Four Women Candidates for Parliamentary Elections in Kuwait

Voters stand in a queue to cast their votes at a polling station in Kuwait June 29,2006. Kuwaitis voted for a new parliament on Thursday with women running and casting ballots for the first time in a national poll in the Gulf Arab state.

Reports in Kuwait said that 43 people signed up on the fourth day of the registration process for the parliamentary elections scheduled for July 27.

The new hopefuls take the total number of candidates for the 50 green parliament seats to 179, including four women.

However, as Kuwaiti women cautiously take up their latest battle for parliamentary seats, the elections seemed headed towards a new chapter of suspense after two lawyers filed two separate petitions to the administrative court to have them reported.

One petition, filed by Adel Abdul Hadi, a lawyer, on behalf of a client, claimed the call for the elections on July 27 was not legally sound “as it was issued by a cabinet that had no such right since it did not include an elected member of parliament.”

Under Kuwaiti laws, the cabinet must have at least one minister who is an elected Member of Parliament.

In the current Cabinet, Dhikra Al Rashidi, the minister of social affairs and labour, is the elected MP who was voted in on December 1.

However, her parliamentary status was nullified in June after the Constitutional Court dissolved the parliament.

The lawyer argued that the cabinet, in the absence of an elected lawmaker, was not legitimate and that the approval of the Emiri to hold the parliamentary elections on July 27 was not legal.
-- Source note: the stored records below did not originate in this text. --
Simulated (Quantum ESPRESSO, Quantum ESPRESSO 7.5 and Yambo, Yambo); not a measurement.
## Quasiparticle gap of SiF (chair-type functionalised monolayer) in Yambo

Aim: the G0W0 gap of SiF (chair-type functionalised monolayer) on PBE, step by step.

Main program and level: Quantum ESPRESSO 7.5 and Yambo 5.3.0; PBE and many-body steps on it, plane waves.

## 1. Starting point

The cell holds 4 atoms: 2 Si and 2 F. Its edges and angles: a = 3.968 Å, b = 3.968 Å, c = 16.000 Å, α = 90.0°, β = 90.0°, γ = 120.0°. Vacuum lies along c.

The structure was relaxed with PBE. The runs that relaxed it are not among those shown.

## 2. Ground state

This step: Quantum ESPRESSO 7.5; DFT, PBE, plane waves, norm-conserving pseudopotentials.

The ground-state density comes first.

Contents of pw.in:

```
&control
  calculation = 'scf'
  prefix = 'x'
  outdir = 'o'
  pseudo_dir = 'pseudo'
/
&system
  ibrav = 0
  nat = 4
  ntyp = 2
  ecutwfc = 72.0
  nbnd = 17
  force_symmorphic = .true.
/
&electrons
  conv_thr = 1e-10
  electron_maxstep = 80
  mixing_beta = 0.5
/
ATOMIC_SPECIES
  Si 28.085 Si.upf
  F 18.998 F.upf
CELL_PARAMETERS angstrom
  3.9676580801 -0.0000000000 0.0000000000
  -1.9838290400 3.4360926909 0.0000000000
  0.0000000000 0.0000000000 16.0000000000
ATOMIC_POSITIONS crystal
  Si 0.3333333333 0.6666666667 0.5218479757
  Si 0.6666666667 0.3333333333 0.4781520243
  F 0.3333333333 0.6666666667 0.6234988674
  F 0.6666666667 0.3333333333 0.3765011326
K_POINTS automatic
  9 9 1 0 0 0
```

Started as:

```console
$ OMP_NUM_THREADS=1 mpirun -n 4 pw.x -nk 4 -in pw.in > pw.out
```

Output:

The administrative court said it would look into the petition on July 7.

The second petition, filed by, Jasem Al Enezi, said the elections had to be postponed until after the Constitutional Court explained its landmark ruling on June 16 that dissolved the parliament, but upheld the decree that amended the controversial 2006 electoral law.

Under the amendment, voters could cast only one ballot instead of four as had been the custom.

The government said it was more in line with international principles and addressed all loopholes. However, the opposition said that it was meant to curb its powers and to ensure the election of a rubberstamp parliament.

The opposition said that it would once more boycott the elections, like it did in December, and urged Kuwaitis to keep away from signing up their names and from casting ballots.

Only two women had registered their names on the first three days as women seek to reinforce their political empowerment that saw them win four seats in 2009 for the first time in the country’s history. In subsequent elections, no woman won in February 2012 when conservatives and tribal candidates won by a landslide, but three women made it in December 2012 as several former lawmakers boycotted the polls.